Part 2: Instruction Representation and Logic

The previous article focused more on operands, how they are stored, represented & how operations like addition are structured.

But now, we can look at more instructions. They are simply high/low signals in the computer that are represented as numbers. The instruction has 32 or 64 bits. And within those, we specify where we get the data from registers.

There are 32 registers named x0 to x31, but for readability, assemblers and simulators like RARS use aliases like a0, t0, and s1 based on their purpose (e.g., function arguments, temporaries). These are just nicknames for the same physical registers. Additionally, RARS supports pseudoinstructions like li and mv that aren’t real hardware instructions but are automatically translated into valid ones by the assembler before execution. So what you write (aliases and pseudocode) gets converted into raw x registers and real instructions during assembly. But that shouldn’t be a concern to a very low level view – the one where we will be working on.

To solidify our knowledge, let’s look at an example: add x9, x20, x21. The decimal representation is:

==0==2120==0==9==51==

Each number is a field. 0, 0, 51 here represents the operation. 21, 20 are the source registers and 9 is the destination register.

It can also be represented as binary, in fact they are in the hardware. When you represent instructions in binary, it is easier to see the similarity of the instructions in similar operations. Although different instructions might ask for different fields, each instruction is 32 bits long. This follows our design principle of “simplicity favors regularity.”

The binary version of an instruction is called machine language, and a full set of such instructions that make up a program is called machine code—similar to how a single line like a = b + c; is a C statement, and a whole file of such lines is considered C code.

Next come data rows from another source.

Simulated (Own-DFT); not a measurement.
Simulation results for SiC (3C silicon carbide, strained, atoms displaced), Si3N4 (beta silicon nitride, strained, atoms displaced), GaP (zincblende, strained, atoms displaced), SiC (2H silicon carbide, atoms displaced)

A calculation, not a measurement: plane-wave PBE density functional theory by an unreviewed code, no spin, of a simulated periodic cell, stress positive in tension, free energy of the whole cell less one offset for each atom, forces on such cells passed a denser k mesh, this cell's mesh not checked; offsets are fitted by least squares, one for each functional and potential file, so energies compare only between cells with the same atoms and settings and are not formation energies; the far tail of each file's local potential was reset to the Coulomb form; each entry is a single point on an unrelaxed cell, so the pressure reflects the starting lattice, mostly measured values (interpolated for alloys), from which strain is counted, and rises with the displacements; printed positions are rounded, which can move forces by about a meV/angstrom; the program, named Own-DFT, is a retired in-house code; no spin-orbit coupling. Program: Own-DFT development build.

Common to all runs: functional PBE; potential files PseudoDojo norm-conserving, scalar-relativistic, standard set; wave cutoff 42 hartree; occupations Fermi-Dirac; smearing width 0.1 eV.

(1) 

Instructions are also represented as hex, this is a number system that translates well to binary and is easier to read too.

Each field is given a name to easily distinguish it from others. They are:

  • opcode – the operation of the instruction

  • rd – the destination register (receives the result)

  • funct3 – more fine-grained control of the operation (usually used in arithmetic instructions)

  • rs1 – the first source register

  • rs2 – the second source register

  • funct7 – an additional opcode field for extended operations

This is the basic format. R-type instructions have these fields.

Why Multiple Formats Exist

What are R-type instructions? Well, let’s first talk about why we need different types or formats of instructions. If we use the same format for a load instruction as for an add, then we could only access memory within a 31-byte range from our base register. Why is that bad? Can’t you just change the base register?

The problem is that it becomes harder to branch to or access a location farther than 31 bytes. Our memory size can go up to 2³¹ or even 2⁶³ bytes in a 64-bit system, so limiting ourselves to a 5-bit offset (which is where that “31” comes from) isn’t scalable.

What if we use two registers? We could add their values and store the result in rd. That gives us a large addressing range, up to 2³² or 2⁶⁴, depending on the architecture.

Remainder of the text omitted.